Democrats roundly rejected the Republican police reform proposal, casting doubt on whether any such reform measure will be able to clear both chambers of Congress, The Associated Press reports.
House Democrats introduced a bill earlier this month that would, among other things, roll back qualified immunity, ban no-knock warrants and chokeholds, make it easier to prosecute bad cops, create a federal database to track misconduct and a nationwide use-of-force standard, and limit military equipment to police departments.
Senate Republicans rolled out their own plan last week that would create a national database of use-of-force incidents, urge departments to stop using chokeholds, and implement new training procedures.
Democrats say GOP bill not enough:
“This bill is not salvageable and we need bipartisan talks to get to a constructive starting point,” Chuck Schumer, Kamala Harris, and Cory Booker said in a letter to Mitch McConnell, calling the proposal “so threadbare and lacking in substance that it does not even provide a proper baseline for negotiations.”
“We will not meet this moment by holding a floor vote on the Justice Act, nor can we simply amend this bill,” they wrote.
“No bill will pass as a result of this ploy by Senator McConnell,” Schumer said on the Senate floor. “The Republican majority has given the Senate a bad bill and proposed no credible way to sufficiently improve it.”
McConnell faults Democrats:
McConnell put the blame on Democrats, who were the first to release their police reform proposal.

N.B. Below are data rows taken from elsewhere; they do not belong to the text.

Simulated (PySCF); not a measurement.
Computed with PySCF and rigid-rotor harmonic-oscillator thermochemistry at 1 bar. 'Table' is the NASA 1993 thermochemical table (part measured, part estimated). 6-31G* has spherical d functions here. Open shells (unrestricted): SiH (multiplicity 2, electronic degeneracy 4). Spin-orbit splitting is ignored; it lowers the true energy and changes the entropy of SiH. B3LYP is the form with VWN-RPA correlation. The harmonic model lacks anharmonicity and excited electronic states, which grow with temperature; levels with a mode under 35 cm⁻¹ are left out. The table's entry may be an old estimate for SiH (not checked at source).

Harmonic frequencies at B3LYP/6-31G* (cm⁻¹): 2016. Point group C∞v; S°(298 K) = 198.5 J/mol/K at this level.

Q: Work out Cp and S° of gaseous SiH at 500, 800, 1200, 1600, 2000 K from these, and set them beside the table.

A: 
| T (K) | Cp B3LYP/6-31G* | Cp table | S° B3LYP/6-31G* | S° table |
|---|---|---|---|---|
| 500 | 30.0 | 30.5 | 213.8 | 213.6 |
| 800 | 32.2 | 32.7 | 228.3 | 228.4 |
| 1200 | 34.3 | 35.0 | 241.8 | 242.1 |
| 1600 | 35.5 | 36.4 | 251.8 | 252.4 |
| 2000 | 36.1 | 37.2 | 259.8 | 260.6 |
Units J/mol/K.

“The American people deserve better than a political stalemate,” he said. “The American people deserve for the Senate to take up this issue at this time. Senate Republicans want to have this discussion.”
Harris rejected his narrative.
“Don’t let anyone dare suggest we are standing in the way of progress,” she said. “Let us all be clear about what is happening in the politics of this moment: The Republican bill has been thrown out to give lip service to an issue with nothing substantial in it that would have saved any of those lives.”